There is madness behind my plan. Proposing and implementing changes are important steps for me. I have given up television (with a few exceptions), stopped playing video games (more about that later), improved my website, spent more time reading, and become more focused on my writing. It sometimes takes me a while to realize my problems—I have many problems, and it’s sometimes hard to identify the important ones. And it can take me even longer to implement the solution. But that’s one of the purposes of this musing. To fix another perceived failing and get me back on track in my writing.
This does not mean that I won’t discuss my writings. Because writing fiction is so important to me, I will still discuss it, probably often. What I will also do, however, is reveal more of my ideas, theories, and daily experiences. I will then use these musings as fodder for my stories. My second story, Loud Neighbors, is based almost completely on experiences I wrote down during my Hawaii trip. The more I understand my experiences and ideas, the more I can apply those to my stories.
So, if you see the same ideas and theories in my stories that are in my musings, you’ll know that I have succeeded. It has taken me a long progression to get here, but I think (for today) this is the right path.
I have three hours and fives minutes to discuss the other topics in my list.
My second David-improvement relates to video games. I have a confession: I have been playing video games quite a bit, especially Jedi Knight: Academy. It all started when Jason, one of the OGGers (my secret gamers organization), finally agreed to actually play a video game (this is something rare, which is surprising since the group was designed to play video games). My resolution was not to play video games except with friends, which seemed a fair compromise, since my friends normally don’t play video games (losers). Jason and I dueled for a few hours and he kicked my ass in the game. Because of my humiliation, I decided to improve my play by playing on the public servers. To make a long story short, I became rather good and started playing more, spending entire days and evenings playing the game.

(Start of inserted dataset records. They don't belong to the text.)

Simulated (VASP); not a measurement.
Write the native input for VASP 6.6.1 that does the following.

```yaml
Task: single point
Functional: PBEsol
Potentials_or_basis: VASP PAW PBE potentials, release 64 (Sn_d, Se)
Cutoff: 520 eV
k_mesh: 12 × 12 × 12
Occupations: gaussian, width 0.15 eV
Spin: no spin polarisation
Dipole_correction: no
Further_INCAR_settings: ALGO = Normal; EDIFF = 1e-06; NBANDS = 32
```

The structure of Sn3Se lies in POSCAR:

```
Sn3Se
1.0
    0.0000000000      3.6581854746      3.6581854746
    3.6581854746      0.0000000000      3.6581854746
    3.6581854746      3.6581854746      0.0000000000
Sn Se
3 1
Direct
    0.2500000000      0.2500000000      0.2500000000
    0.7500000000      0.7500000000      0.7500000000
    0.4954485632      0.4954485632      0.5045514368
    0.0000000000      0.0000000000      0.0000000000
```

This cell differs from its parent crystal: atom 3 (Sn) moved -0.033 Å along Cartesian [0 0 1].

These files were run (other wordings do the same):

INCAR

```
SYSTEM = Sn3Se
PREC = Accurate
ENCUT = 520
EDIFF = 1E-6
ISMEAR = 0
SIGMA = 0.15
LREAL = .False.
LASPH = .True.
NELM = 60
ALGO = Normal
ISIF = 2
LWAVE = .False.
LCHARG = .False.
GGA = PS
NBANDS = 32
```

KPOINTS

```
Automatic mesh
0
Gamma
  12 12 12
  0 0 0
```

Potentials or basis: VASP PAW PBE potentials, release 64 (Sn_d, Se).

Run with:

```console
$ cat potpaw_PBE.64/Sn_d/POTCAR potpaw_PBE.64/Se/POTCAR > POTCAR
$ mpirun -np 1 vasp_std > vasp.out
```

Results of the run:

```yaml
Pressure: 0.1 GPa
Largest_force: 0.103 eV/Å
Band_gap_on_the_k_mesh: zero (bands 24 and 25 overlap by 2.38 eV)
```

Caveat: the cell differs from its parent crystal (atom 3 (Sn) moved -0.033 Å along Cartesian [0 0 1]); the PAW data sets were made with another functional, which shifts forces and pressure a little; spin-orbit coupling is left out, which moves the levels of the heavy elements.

This morning, I decided to do something about it. I took the Jedi CD out of my computer and placed it in the trash. This is the second time I had to do something this drastic. The first time was for Dark Age of Camelot. As I discussed before, that didn’t work. I actually went out and bought another copy. This time, my addiction is less severe. I play more because I don’t know what else to do than because I really want to play. I’m hoping that now that I don’t have the game, I’ll spend the time writing or (something I decided to pick up again) meditating. I’ll let you know how that goes.
Looking over the list, I wanted to discuss a number of other items. I’m going to fail. This is a rather long musing, so I won’t feel too guilty. I will try to edit my emotional writing musing I wrote a few days ago. No promises on whether I will post it. I don’t like it because I think it panders to get cheap, emotional feelings. On second thought, I promised myself I wouldn’t edit my thoughts and I would post what I write. So here it is.
Oh yeah, Happy Passover! (You can now check off one more item on my list. I wanted to talk a little more about Passover, but you’ll have to wait on that.)